FRANKFURT — Mario Draghi led his last monetary policy meeting as president of the European Central Bank on Thursday, his legacy as savior of the eurozone clouded by divisions among the bank’s policymakers that have burst into the open in the final months of his tenure.
Christine Lagarde will be sworn in as Mr. Draghi’s successor on Tuesday, and will immediately confront a revolt by members of the bank’s Governing Council who believe the bank’s easy money policies have created asset bubbles and set the stage for a financial crisis.
Mr. Draghi insisted on Thursday that those concerns were overblown and stimulus was still needed. The eurozone economy is suffering “protracted weakness,” Mr. Draghi said.
“Geopolitical uncertainty has continued to affect markets,” he said during a news conference in Frankfurt. “The main risk from all viewpoints is a downturn in the economy, whether it’s global or it’s eurozone.”
The Governing Council did not make any changes to monetary policy at the meeting on Thursday, six weeks after it took action to head off recession in the 19 countries in the eurozone.
But a vocal faction on the council has contended that measures intended to push down market interest rates went too far. They say low interest rates, which have fallen below zero for many government bonds, have encouraged irresponsible borrowing.
Mr. Draghi, looking relaxed and perhaps relieved to soon be shedding the burdens of a job he’s held since 2011, shrugged off questions about the split within the Governing Council. The mood during his final meeting, he said, was conciliatory.
“Today, the discussion was basically supportive,” he said. “One of the dissenters called for unity. Another dissenter said bygones are bygones.”
Whether the same generosity will be extended to Ms. Lagarde, who attended the monetary policy meeting in Frankfurt but did not appear at the news conference, remains to be seen.
In September, the council cut the rate banks pay to park money at the central bank to minus 0.5 percent from minus 0.4 percent. The negative interest rate is essentially a penalty on lenders that hoard cash. The council also decided to resume purchases of government and corporate bonds, a way of pushing down market interest rates and making credit cheaper.
These decisions inspired an unusually open backlash from some members of the Governing Council, from countries including Germany and the Netherlands, who believe they were unnecessary and reckless.
Klaas Knot, the president of the Dutch central bank, said the measures were “disproportionate to the present economic conditions.”
“There are increasing signs of scarcity of low-risk assets, distorted pricing in financial markets and excessive risk-seeking behavior in the housing markets,” Mr. Knot said in a statement in September.

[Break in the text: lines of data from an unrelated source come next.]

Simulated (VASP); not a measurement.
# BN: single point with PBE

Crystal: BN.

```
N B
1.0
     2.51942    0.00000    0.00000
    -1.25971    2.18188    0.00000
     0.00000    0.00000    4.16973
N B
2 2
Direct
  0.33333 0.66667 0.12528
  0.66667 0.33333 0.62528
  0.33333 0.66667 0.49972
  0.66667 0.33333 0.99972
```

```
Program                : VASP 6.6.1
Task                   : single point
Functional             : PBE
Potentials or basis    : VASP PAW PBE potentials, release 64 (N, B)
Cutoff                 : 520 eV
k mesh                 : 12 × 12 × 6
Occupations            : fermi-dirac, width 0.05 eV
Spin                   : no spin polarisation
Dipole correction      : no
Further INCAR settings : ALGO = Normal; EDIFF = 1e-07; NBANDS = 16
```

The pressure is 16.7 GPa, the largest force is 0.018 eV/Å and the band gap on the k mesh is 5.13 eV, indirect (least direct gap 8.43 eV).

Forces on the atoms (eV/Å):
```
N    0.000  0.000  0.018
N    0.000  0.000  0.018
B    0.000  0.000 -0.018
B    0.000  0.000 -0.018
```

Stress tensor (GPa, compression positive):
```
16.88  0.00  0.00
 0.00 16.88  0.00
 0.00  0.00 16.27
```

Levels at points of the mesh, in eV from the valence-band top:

Until recently, the dissenters expressed their feelings discreetly, while Mr. Draghi insisted that key decisions by the central bank were backed by consensus. Unity is important to a central bank’s credibility and its ability to influence financial markets. That consensus was essential during the novel and extraordinary measures introduced on Mr. Draghi’s watch that were seen as having prevented the eurozone from collapse during a severe debt crisis that began in 2010.
Mr. Draghi argued Thursday that the crisis measures worked, and he offered assurances that the central bank would keep a close eye on the potential risks. “The improvements in the economy have more than offset the negative side effect from low rates,” he said.
The dissenters appear to be taking advantage of the leadership transition to stake out their views while Ms. Lagarde is new in the job and has not had a chance to establish her authority.
Ms. Lagarde, the former managing director of the International Monetary Fund, can handle the pressure, Mr. Draghi said.
“I have no advice for Christine. She knows better than anyone else what to do and what to say,” he said.
Ms. Lagarde will soon acquire a potential ally in this debate. The German government on Tuesday nominated Isabel Schnabel, a member of the German Council of Economic Experts, to a vacancy on the central bank’s Executive Board. If confirmed, Ms. Schnabel will replace Sabine Lautenschläger on the six-person board, which is part of the Governing Council and manages the operations of the central bank.
Ms. Lautenschläger resigned last month. She did not give a reason, but is widely assumed to have been unhappy with the central bank’s course. She was also the only woman on the 25-person Governing Council, a gender imbalance that was a focus of a conference at the bank’s headquarters on Tuesday. Ms. Schnabel’s appointment, and the arrival of Ms. Lagarde, brings that number to two.
In contrast to much of the German economics establishment, Ms. Schnabel, a professor of economics at the University of Bonn, is regarded as a supporter of the policies pursued under Mr. Draghi.
The decision last month to increase stimulus was a response to signs of an economic slowdown caused by trade war between the United States and China, anxiety over Brexit and conflict in the Middle East.
But even some economists who supported those measures have become concerned that cheap credit is creating real estate bubbles.
Central bank policies “made an essential contribution to economic recovery after the global financial crisis and the eurozone debt crisis that followed,” Jürgen Michels, chief economist at the German bank BayernLB, said in a commentary published Thursday by the Ifo Institute for Economic Research in Munich. “As time goes on, the stimulus effect of these policies decreases, and negative factors get the upper hand.”
Mr. Draghi, never comfortable discussing his innermost feelings or private life, deflected questions about his legacy. He declined to say what he would do next or to answer speculation that he could become president of Italy, where he is something of a national hero.
Asked if he had any regrets, Mr. Draghi said, “I always focus on things that can be done, not things that you can’t change. You can’t change the past.”